From Monday 13th March 2023 onwards, the Trados cloud platform (Studio cloud capabilities, Trados Team, Trados Accelerate/Enterprise) will start using a new mechanism and underlying technology to convert PDF files to translatable format in translation projects. Trados Studio also uses the new mechanism and underlying technology for processing PDF files in translation projects starting from cumulative update 6.

Our stance and recommendation is still to use the original file format wherever possible, PDF should always be seen as a workaround to the situation where the original file cannot be made available. PDF does not lend itself readily to localization and creates a lot of extra effort during the process.

This new technology provides PDF support similar to the previous vendor and, overall, you should get similar results when working with PDF files in the cloud or Trados Studio. However, the new PDF file type converts PDF project files into translatable format slightly differently, which can lead to the following differences when compared to previous Trados Studio versions:

  • Differences in analysis statistics.
  • Differences in TU lookup results due to changes in how PDF text formatting and segmentation is now handled.
  • Differences in how images are recovered when generating the translated PDF files.
  • Differences in how special characters and symbols are processed. If you use Asian languages or other non-Latin based languages as source languages, we recommend that you enable the new Use alternative processing (better for non-Latin based languages) option in the PDF file type settings.
  • Differences in PerfectMatch. If you ran PerfectMatch on a PDF file converted with the previous file type and now run PerfectMatch on a new bilingual file using the new file type, not all PerfectMatch segments may be transferred to the new file. To work around this, you can use the setting "Ignore formatting" in the PerfectMatch settings.

Conversion settings for new and existing projects

Your existing PDF file-type configuration will continue to work. However, the Conversion settings for new PDF-based projects will change as follows:

  • Layout - remains and existing setting will be remembered. 
  • Headers and footers - no longer available, will always be extracted now
  • Detect tables - no longer available, will always be extracted now
  • Image recovery - no longer available, images are kept, but no text is extracted
  • Recognize PDF text - no longer available, images are kept, but no text is extracted
  • New setting Use alternative processing (better for non-Latin based languages)
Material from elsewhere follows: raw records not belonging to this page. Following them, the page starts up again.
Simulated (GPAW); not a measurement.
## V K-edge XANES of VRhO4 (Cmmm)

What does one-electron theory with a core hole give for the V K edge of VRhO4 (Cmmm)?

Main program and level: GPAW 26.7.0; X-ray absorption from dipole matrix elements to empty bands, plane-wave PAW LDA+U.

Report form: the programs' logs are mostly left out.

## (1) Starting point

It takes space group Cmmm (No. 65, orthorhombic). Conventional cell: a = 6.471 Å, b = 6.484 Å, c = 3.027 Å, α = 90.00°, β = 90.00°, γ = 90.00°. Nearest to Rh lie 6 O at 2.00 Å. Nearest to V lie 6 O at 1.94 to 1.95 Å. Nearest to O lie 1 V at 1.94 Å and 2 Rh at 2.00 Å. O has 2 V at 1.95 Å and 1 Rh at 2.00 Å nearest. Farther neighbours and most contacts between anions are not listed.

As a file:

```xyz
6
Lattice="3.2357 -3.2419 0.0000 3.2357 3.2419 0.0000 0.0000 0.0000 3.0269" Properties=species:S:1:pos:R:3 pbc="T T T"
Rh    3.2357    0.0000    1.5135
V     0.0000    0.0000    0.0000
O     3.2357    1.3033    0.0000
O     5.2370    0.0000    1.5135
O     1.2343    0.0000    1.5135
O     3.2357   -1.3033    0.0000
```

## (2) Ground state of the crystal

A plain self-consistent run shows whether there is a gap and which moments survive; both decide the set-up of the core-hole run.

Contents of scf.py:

Support for scanned PDF documents

Support for scanned PDF documents using OCR (optical character recognition) is limited out of the box.

If a PDF file contains merely a scanned picture of the underlying document, then the new technology will not be able to convert the document. If, on the other hand, the document is scanned but the text in it is selectable, then the technology will attempt to convert the characters within the document.

You can test this in Adobe Reader, for example. If it's possible to select any text in the document, then the technology should be able to attempt to convert it.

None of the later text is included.